Re: CUDA Sorting

From: Dann Corbit <DCorbit(at)connx(dot)com>
To: 'Gaetano Mendola' <mendola(at)gmail(dot)com>, Peter Geoghegan <peter(at)2ndquadrant(dot)com>, "pgsql-hackers(at)postgresql(dot)org" <pgsql-hackers(at)postgresql(dot)org>
Subject: Re: CUDA Sorting
Date: 2012-02-16 00:37:40
Message-ID: 87F42982BF2B434F831FCEF4C45FC33E505D48EE@EXCHANGE.corporate.connx.com
Views: Raw Message | Whole Thread | Download mbox | Resend email
Thread:
Lists: pgsql-hackers

-----Original Message-----
From: pgsql-hackers-owner(at)postgresql(dot)org [mailto:pgsql-hackers-owner(at)postgresql(dot)org] On Behalf Of Gaetano Mendola
Sent: Wednesday, February 15, 2012 2:54 PM
To: Peter Geoghegan; pgsql-hackers(at)postgresql(dot)org
Subject: Re: [HACKERS] CUDA Sorting

On 15/02/2012 23:11, Peter Geoghegan wrote:
> On 15 February 2012 20:00, Gaetano Mendola<mendola(at)gmail(dot)com> wrote:
>> On 13/02/2012 19:48, Greg Stark wrote:
>>>
>>> I don't think we should be looking at either CUDA or OpenCL directly.
>>> We should be looking for a generic library that can target either
>>> and is well maintained and actively developed. Any GPU code we write
>>> ourselves would rapidly be overtaken by changes in the hardware and
>>> innovations in parallel algorithms. If we find a library that
>>> provides a sorting api and adapt our code to use it then we'll get
>>> the benefits of any new hardware feature as the library adds support for them.
>>>
>>
>> I think one option is to make the sort function pluggable with a
>> shared library/dll. I see several benefits from this:
>>
>> - It could be in the interest of the hardware vendor to provide the
>> most powerful sort implementation (I'm sure for example that TBB sort
>> implementation is faster that pg_sort)
>>
>> - It can permit people to "play" with it without being deep
>> involved in pg development and stuffs.
>
> Sorry, but I find it really hard to believe that the non-availability
> of pluggable sorting is what's holding people back here. Some vanguard
> needs to go and prove the idea by building a rough prototype before we
> can even really comment on what an API should look like. For example,
> I am given to understand that GPUs generally sort using radix sort -
> resolving the impedance mismatch that prevents someone from using a
> non-comparison based sort sure sounds like a lot of work for an
> entirely speculative reward.

AFAIK thrust library uses the radix sort if the keys you are sorting are POD data comparable with a "<" operator otherwise it does the comparison based sort using the operator provided.

http://docs.thrust.googlecode.com/hg/modules.html

I'm not saying that the non-availability of pluggable sort completely holds people back, I'm saying that it will simplify the process now and int the future, of course that's my opinion.

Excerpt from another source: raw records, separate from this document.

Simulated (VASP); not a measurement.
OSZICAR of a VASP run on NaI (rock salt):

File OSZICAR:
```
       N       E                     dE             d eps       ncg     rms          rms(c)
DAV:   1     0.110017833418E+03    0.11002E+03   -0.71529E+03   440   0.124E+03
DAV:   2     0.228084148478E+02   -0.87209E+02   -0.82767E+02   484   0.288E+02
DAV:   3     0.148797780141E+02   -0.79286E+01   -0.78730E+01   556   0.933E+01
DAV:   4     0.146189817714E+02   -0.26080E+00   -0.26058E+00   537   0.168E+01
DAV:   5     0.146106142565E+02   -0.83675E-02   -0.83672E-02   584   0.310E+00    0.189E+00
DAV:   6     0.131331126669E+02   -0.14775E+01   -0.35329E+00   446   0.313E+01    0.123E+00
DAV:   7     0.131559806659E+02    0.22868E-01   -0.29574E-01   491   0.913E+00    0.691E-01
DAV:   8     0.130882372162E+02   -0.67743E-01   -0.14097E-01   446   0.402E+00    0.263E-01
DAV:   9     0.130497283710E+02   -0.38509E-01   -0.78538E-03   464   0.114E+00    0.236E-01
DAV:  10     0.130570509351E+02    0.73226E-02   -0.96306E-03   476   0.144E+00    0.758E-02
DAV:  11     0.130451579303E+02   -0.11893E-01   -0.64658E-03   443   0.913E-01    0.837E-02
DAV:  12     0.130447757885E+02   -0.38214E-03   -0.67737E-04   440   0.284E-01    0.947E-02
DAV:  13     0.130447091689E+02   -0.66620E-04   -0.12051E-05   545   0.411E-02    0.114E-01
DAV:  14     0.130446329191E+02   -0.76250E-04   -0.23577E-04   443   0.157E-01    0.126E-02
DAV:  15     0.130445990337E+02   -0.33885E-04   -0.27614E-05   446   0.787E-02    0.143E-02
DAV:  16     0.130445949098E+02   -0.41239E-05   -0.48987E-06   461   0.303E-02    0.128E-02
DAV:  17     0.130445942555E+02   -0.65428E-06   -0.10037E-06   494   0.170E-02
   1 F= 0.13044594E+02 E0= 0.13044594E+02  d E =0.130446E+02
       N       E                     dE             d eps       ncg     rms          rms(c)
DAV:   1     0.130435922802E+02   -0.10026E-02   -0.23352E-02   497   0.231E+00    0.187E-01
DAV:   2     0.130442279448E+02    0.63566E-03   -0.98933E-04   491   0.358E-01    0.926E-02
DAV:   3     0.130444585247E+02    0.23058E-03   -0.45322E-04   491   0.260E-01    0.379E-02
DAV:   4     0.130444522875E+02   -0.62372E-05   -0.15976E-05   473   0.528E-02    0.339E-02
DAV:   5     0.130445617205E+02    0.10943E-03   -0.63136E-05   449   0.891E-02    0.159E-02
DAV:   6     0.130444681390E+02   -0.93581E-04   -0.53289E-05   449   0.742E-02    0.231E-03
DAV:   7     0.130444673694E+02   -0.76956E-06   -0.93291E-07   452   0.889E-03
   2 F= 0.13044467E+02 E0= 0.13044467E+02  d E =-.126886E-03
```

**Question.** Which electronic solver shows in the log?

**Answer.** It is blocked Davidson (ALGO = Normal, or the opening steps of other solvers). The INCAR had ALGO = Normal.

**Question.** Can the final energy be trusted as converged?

> Someone who cannot understand tuplesort, which is not all that
> complicated, has no business trying to build GPU sorting into
> Postgres.

That sounds a bit harsh. I'm one of those indeed, I haven't look in the details not having enough time for it. At work we do GPU computing (not the sort type stuff) and given the fact I'm a Postgres enthusiast I asked my self: "my server is able to sort around 500 milions integer per seconds, if postgres was able to do that as well it would be very nice".

What I have to say? Sorry for my thoughts.

> I had a patch committed a few hours ago that almost included the
> capability of assigning an alternative sorting function, but only one
> with the exact same signature as my variant of qsort_arg. pg_qsort
> isn't used to sort tuples at all, by the way.

Then I did look in the wrong direction. Thank you for point that out.

> Threading building blocks is not going to form the basis of any novel
> sorting implementation, because comparators in general are not thread
> safe, and it isn't available on all the platforms we support, and
> because of how longjmp interacts with C++ stack unwinding and so on
> and so on. Now, you could introduce some kind of parallelism into
> sorting integers and floats, but that's an awful lot of work for a
> marginal reward.

The TBB was just example that did come in my mind.
What do you mean with you could introduce some kind of parallelism?
As far as I know any algorithm using the divide and conquer can be parallelized.
>>
Radix sorting can be used for any data type, if you create a callback that provides the most significant bits in "width" buckets. At any rate, I can't imagine why anyone would want to complain about sorting 40 times faster than before, considering the amount of time database spend in ordering data.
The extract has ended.